Will this change the current api? How? no

Who will benefit with this feature? anyone who need a finer tokenizer,

Are you willing to contribute it (Yes/No): Yes, let me know how

System information

Any other info

tx0c commented 1 year ago

please comment on how can this behavior be implemented? is it even possible with HanLP? don't close right away, let it have some time to debate

hankcs commented 1 year ago

Yes, it is very easy to implement your tokenization standard on top of HanLP's.

import hanlp
from hanlp_trie.dictionary import TrieDict

tok = hanlp.load(hanlp.pretrained.tok.FINE_ELECTRA_SMALL_ZH)

sent = '为什么余华说米兰·昆德拉是三流小说家?唐納德川普'
print(tok(sent))

names_dict = ['米兰', '昆德拉', '唐納德']
trie = TrieDict(dict((name, name) for name in names_dict))
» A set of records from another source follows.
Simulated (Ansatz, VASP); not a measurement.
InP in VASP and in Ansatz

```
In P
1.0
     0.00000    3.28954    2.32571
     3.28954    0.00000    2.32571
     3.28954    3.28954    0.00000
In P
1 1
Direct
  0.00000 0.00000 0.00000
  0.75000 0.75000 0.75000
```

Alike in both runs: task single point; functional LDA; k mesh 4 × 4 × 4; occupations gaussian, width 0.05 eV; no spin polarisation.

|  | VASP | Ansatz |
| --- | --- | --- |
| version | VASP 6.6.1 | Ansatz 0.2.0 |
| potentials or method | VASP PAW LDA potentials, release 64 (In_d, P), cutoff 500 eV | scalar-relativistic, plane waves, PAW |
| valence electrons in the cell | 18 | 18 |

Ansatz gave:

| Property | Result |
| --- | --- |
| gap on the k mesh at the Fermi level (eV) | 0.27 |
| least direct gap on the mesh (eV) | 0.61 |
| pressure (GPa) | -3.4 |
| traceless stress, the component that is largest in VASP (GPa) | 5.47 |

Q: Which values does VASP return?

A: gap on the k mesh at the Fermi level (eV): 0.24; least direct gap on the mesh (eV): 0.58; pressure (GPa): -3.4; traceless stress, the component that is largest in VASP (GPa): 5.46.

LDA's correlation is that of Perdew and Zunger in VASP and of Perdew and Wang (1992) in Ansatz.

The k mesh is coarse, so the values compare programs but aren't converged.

def further_tokenize(words):
    fine_grained = []
    for word in words:
        matches = trie.split(word)
        fine_grained.extend(piece if isinstance(piece, str) else piece[-1] for piece in matches)
    return fine_grained

fine_grained = hanlp.pipeline(tok, further_tokenize)
print(fine_grained(sent))
# ['为什么', '余华', '说', '米兰', '·', '昆德拉', '是', '三流', '小说家', '?', '唐納德', '川普']

You can get a names dictionary from https://github.com/hankcs/HanLP/blob/1.x/data/dictionary/person/nrf.txt or many places on GitHub.

On the contrary, I don't think any alternative libs could offer such freedom, multi-granularity standard, or high acc.

Close whenever it's appropriate for you.